On November 16, 2023, the TTC posted an RFP (number P58PW23631) on the Bonfire bidding website for “Track Maintenance Consultant Services”.
The short description, on the title page, is:
The Scope of Work of this Contract includes, but is not limited to the provision of Consulting Services specializing in rail transit to provide track and structure engineering support.
This caught my eye because of the SRT derailment that shut down that line prematurely earlier this year. Although TTC management stated that the full report on this incident would come out “in a few weeks”, it is now mid-December and the report has not been released.
In the September report to the TTC Board, the cause was cited as loose bolts holding the reaction rail which allowed it to be pulled upward by magnetic forces and collide with the train. What was not explained was how the condition of the track reached a point where this could happen.
Recently, the City’s Auditor General reviewed the practices of Streetcar Overhead maintenance, and found them badly wanting. On questioning at the Board meeting, the TTC’s head of infrastructure acknowledged that Streetcar Overhead was likely the worst department on that count, but it was not the only one. This begs an obvious question: what other TTC departments are not producing top quality work and what is the effect on service and safety. A second equally important question is how did TTC practices decline.

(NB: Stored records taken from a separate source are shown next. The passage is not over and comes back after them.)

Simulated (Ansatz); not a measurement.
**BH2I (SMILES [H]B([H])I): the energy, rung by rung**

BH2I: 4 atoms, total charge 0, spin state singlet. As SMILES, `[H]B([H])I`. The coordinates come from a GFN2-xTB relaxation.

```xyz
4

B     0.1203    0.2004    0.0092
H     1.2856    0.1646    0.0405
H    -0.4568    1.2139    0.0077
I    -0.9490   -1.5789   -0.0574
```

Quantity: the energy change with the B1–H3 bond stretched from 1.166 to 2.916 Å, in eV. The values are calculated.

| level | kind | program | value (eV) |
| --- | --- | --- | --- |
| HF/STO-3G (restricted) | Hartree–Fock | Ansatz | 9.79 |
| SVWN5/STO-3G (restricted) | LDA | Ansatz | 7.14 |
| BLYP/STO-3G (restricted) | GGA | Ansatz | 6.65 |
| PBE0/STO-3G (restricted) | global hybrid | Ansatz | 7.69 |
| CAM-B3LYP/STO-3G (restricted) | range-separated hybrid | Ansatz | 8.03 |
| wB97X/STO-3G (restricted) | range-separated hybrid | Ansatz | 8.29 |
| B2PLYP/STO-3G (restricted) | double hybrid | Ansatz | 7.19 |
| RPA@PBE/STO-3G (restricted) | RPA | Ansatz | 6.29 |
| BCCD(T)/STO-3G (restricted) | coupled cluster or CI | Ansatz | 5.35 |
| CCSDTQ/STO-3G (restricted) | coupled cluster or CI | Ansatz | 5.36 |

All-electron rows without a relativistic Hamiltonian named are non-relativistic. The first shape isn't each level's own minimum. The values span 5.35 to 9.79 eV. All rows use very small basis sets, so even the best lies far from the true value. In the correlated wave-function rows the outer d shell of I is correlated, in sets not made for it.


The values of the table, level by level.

We hear a great deal about system safety with homeless people living in the subway, and panhandlers (or worse) harassing passengers, but the context for discussion is that these problems originate outside of the TTC. Is there a generic problem with maintenance, and hence with safety and reliability, within the system itself?
The first of a series of goals here is “Increase passenger and overall system safety”. Another goal to “Increase competence and capability of Track Maintenance and Engineering staff” is equally troubling.
Through the entire Scope of Work is a sense that much needs to be improved within the TTC’s subway track maintenance activities.